I was doing some exam practice when I almost surely went the wrong way in my method and ended up with the following equation:
$$f'(x) = f(x) - f(x-1)$$
Although not what I was intended to find, I'm still curious to know if there are methods to solve this. We can spot the obvious solution $f(x) = Ax+B$ , but I could not find a way to prove this was the only solution, or find any other solutions. Any insight would be helpful. For context I am a first-year undergrad.
Preliminary remark: We can multiply LHS and RHS by the same quantity; therefore we can assume WLOG that $f(0)=1$.

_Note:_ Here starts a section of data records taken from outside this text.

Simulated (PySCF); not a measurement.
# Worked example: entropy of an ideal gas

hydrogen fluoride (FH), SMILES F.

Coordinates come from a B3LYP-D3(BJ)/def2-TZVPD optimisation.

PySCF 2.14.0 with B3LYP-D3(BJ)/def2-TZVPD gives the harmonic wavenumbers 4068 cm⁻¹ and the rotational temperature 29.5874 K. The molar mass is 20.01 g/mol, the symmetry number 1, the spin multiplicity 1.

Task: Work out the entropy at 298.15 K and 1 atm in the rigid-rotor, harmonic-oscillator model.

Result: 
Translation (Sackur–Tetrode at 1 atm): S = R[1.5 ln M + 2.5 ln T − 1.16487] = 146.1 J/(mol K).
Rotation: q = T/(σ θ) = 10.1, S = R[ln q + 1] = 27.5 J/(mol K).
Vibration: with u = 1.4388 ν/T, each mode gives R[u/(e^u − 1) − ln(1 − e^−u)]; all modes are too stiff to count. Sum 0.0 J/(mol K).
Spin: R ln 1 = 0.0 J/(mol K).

Laplace Transform (L.T.) you may have studied is especially adapted to delay differential equations like this one. Using tables (I don't give details) its L.T. is
$$sF(s)-f(0)=F(s)-e^{-s}F(s)$$
We can extract $F(s)$ under the form:
$$F(s)=\frac{1}{(s-1)+e^{-s}}=\frac{1}{(s-1)}\frac{1}{1+\frac{e^{-s}}{s-1}}$$
The second fraction can be expanded into a (geometric) series:
$$F(s)=\frac{1}{(s-1)}\left(1-\frac{e^{-s}}{(s-1)}+\frac{e^{-2s}}{(s-1)^2}-\cdots \right)$$
$$F(s)=\sum_{k=0}^{\infty}(-1)^k\frac{e^{-ks}}{(s-1)^{k+1}}$$
whose inverse Laplace Transform is, using again tables:
$$f(x)=\sum_{k=0}^{\infty}H(x-k)(-1)^k \frac{(x-k)^k}{k!}e^{x-k}\tag{1}$$
where $H$ is the Heaviside step function ($H(x)=0$ if $x<0$; $H(x)=1$ if $x \ge 0$).
In fact, for a given $x$, (1) is a finite sum: intuitively, proceeding by increasing values of $x$, each time variable $x$ crosses an integer $k$, the corresponding factor $H(x-k)$ "activates" a new term.